Aubrey Vincent Beardsley – fin de siècle artist and draughtsman and artistic figure of the late 19th century – was born at 12 (now 31) Buckingham Road in 1872. He was baptised at St Nicholas Church and brought up in ‘genteel poverty’. In 1885 Aubrey attended Brighton and Hove Grammar School, also in Buckingham Road (at the corner with Upper Gloucester Road) for 4 years, moving on to London by the early 1890s and moving between there and Paris for his remaining short life.
Beardsley’s elegant black and white line drawings delineate artful, grotesque and often erotic takes on contemporary mores and behaviours. He was co-founder and art editor of ‘The Yellow Book’, an art and literary journal of the 1890s, and became friends with Oscar Wilde and other aesthetes (Beardsley illustrated Wilde’s play ‘Salome’). His work perfectly reflects the decadence of the fin de siècle and is said to have influenced the work of French Symbolists and, later, Art Nouveau.
A controversial figure, Beardsley was an eccentric and a strange looking man. Wilde said he “had a face like a silver hatchet.” He is portrayed, tall and gaunt, by Walter Sickert in 1894 in the grey morning suit he used to like wear to his publishers.

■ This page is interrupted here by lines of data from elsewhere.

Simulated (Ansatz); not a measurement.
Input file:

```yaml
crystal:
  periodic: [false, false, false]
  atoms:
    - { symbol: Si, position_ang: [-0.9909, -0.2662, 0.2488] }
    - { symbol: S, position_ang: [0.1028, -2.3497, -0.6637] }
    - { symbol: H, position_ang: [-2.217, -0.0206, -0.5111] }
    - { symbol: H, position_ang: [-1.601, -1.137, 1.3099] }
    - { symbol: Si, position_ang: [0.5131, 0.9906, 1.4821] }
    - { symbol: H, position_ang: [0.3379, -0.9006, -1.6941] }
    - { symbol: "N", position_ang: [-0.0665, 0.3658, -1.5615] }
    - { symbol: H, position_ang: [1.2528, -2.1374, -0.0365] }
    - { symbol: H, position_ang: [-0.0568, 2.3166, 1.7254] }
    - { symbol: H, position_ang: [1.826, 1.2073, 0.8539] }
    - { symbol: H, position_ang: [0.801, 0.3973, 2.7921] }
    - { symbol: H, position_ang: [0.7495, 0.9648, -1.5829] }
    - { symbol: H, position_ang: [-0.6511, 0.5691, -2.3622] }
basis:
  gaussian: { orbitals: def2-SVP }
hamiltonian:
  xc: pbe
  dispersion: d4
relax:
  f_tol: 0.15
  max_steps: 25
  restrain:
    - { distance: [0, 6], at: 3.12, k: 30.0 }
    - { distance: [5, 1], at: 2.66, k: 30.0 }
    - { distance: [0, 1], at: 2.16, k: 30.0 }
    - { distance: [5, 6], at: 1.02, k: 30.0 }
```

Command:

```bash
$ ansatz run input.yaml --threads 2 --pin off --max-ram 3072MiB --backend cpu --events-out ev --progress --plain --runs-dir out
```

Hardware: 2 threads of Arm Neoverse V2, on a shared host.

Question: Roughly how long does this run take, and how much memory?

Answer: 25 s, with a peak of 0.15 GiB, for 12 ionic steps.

His association with Wilde and the scandal following Wilde’s arrest in 1895 for ‘committing indecent acts’ brought about Beardsley’s downfall and he fled to France. Three years later he died in Menton in the south of France, aged 25, from tuberculosis.
Here is the plaque commemorating Beardsley on the wall of 31 Buckingham Road but it’s not that visible or very well looked after. Brighton is rightly proud of its artistic heritage so perhaps it’s time to make more locally of this particular Brighton-born artist and his exquisite drawings.